Let$Q$ be the linearly ordered set of all rational numbers con-sidered as a category, while $R^+$ is the set of reals with a symbol $\infty$ adjoined. In $Sets^Q$, prove that the subobject classifier $\Omega$ has $\Omega (q) = {r: r\in R^+, r\geq q}$.
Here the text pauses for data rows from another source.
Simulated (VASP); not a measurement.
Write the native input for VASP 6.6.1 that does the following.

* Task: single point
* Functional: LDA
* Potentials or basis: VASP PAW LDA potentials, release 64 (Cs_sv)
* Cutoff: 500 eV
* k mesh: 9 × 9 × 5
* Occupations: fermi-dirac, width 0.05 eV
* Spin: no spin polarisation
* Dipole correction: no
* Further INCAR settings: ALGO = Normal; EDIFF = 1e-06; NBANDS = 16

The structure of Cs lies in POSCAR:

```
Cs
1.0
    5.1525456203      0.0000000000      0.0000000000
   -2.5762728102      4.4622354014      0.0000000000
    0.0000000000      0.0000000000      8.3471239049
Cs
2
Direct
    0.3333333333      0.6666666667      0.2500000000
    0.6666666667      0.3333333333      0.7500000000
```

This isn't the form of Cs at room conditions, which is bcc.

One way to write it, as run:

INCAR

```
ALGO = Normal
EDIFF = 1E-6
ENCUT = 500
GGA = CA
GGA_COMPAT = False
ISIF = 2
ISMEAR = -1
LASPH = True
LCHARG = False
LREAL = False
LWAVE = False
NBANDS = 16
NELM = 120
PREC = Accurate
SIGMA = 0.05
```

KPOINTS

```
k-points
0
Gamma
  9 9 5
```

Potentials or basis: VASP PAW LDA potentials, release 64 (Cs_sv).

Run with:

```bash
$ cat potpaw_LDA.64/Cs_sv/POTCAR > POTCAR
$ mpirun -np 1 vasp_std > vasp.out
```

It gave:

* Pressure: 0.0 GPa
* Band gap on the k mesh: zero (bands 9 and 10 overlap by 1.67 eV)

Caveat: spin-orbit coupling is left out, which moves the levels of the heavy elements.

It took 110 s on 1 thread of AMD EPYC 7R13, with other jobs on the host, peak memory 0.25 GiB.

I coud just write this: $Hom_{Sets} (Hom_Q (q,-),\Omega) \cong sub_{Sets} (Hom_Q(q,-))=\Omega (q)$
For each $q\in Q , r\geq q$ define a subfunctor of $Hom_Q(q,-)$
$\infty$ defines a subfunctor for each $Hom(q,-)$
Then $\Omega (q) = \{r: r\in R^+, r\geq q\}$.
Please help...
You're on the right track here by applying the Yoneda lemma. You've correctly observed that at $q$ the subobject classifier is precisely determined by the subobjects of $y(q) = \hom(-, q)$. However, as written you're considering $\mathbf{Set}^\mathbb{Q}$, so we are not considering presheaves on $\mathbb{Q}$, but rather on $\mathbb{Q}^{\mathsf{op}}$. In other words, $\Omega(q)$ is the set of "upwards closed subsets of rational numbers larger than $q$".
Thinking of real number in terms of Dedekind cuts $(A, B)$, we can see that real numbers larger than $q$ precisely determine upwards closed nonempty subsets of rational numbers. In order to account for the empty subset, we throw in $\infty$ to obtain your desired characterization.